Michael “Max” Mitchell, 21, of Buffalo is suspected of holding up 26 banks over the last eight months.
Stills from a security camera showing the robber. Courtesy WIVB.

A .45-caliber chrome pistol-toting man, suspected of being the ringleader behind 26 bank holdups with 13 different robbers over the last eight months is off the streets.

Michael "Max" Mitchell, 21, of Buffalo, was arrested on Ideal Street near East Lovejoy by Buffalo Police and Erie County Sheriff's deputies on Jan. 15.

Mitchell is suspected in the January holdup of the First Niagara Bank in Lackawanna, a robbery first reported in this publication.

The FBI alleges that Mitchell recruited a motley group of men and at least one woman, Sheila L. Cassata, 48, of Amherst, as accomplices.

Mitchell is also alleged to have committed at least three bank robberies personally- and other times drove a getaway car.

Three of his alleged accomplices admitted their roles in eight bank robberies.

Mitchell allegedly sought to recruit men and women without criminal records because they would be harder for police to identify.

"He would intimidate many of them into committing the bank robberies," said Assistant U.S. Attorney Melissa M. Marangola. "They were easily manipulated and were in fear of him."

Once, one of his gang, while inside a bank, allegedly asked a teller to call police because he did not want to face Mitchell, who was waiting outside in a getaway car.

On another occasion, Mitchell allegedly strip-searched a confederate because he thought he was holding out on him from a robbery earlier that day.

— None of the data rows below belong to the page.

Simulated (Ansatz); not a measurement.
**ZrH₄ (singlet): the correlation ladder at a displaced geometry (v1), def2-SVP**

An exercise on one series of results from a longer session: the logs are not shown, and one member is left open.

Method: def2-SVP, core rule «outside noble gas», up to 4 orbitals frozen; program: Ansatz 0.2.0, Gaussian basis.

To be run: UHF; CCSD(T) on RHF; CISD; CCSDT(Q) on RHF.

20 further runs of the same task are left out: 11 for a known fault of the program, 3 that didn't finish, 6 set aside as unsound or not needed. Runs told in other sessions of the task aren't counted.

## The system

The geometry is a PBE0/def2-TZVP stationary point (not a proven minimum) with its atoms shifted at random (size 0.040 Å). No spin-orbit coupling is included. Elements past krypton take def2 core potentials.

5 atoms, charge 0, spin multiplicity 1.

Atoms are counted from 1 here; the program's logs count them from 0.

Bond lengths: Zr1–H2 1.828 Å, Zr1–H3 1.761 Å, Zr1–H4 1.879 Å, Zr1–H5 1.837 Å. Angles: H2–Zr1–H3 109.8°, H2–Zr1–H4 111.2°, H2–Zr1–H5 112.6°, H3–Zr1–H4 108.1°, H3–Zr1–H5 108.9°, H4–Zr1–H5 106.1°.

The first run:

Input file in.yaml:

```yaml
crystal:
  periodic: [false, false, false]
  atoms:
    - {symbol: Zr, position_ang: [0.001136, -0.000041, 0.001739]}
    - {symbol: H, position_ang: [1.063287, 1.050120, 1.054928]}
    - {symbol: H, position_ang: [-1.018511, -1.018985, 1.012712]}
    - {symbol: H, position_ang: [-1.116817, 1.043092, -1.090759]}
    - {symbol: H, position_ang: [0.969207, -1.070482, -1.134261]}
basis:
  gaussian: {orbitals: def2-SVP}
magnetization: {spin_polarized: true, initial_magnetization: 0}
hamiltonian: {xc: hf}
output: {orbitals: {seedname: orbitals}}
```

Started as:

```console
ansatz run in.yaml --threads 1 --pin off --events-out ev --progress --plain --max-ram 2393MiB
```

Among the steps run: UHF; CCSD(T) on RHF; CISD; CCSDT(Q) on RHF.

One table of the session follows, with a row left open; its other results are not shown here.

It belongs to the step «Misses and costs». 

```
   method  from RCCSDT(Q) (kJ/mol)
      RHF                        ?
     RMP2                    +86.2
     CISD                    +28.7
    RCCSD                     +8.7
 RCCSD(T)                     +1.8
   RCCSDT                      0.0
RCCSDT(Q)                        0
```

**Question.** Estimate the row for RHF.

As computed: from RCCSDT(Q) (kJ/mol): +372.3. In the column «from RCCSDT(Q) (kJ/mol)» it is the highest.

Law enforcement officials say the 26 robberies seemed linked because of similar language used on notes handed to tellers which described a specific caliber weapon in the robber's possession, instructions on how much money to hand over, warnings advising tellers not to hand out or activate bank security devices, instructions not to make eye contact, and warnings that other people were waiting outside.

Other similarities include the same bank locations getting robbed multiple times, time of day the robberies took place, and the lack of attempt to cover up the robber's physical features.

"If the allegations are true, this would certainly represent one of the largest bank robbery rings anywhere," U.S. Attorney William J. Hochul, Jr., said.

Mitchell was arraigned before U.S. Magistrate Judge Jeremiah J. McCarthy the day after his arrest and told the court he was unemployed, had only $24, and needed a court-appointed attorney.

He remains in custody and faces up to 20 years in prison for each of the three robberies he's accused of committing.

The investigation is ongoing. If Mitchell is tied to all 26 robberies, he would surpass John Herbert Dillinger (1903-1934) and his gang, who robbed 24 banks.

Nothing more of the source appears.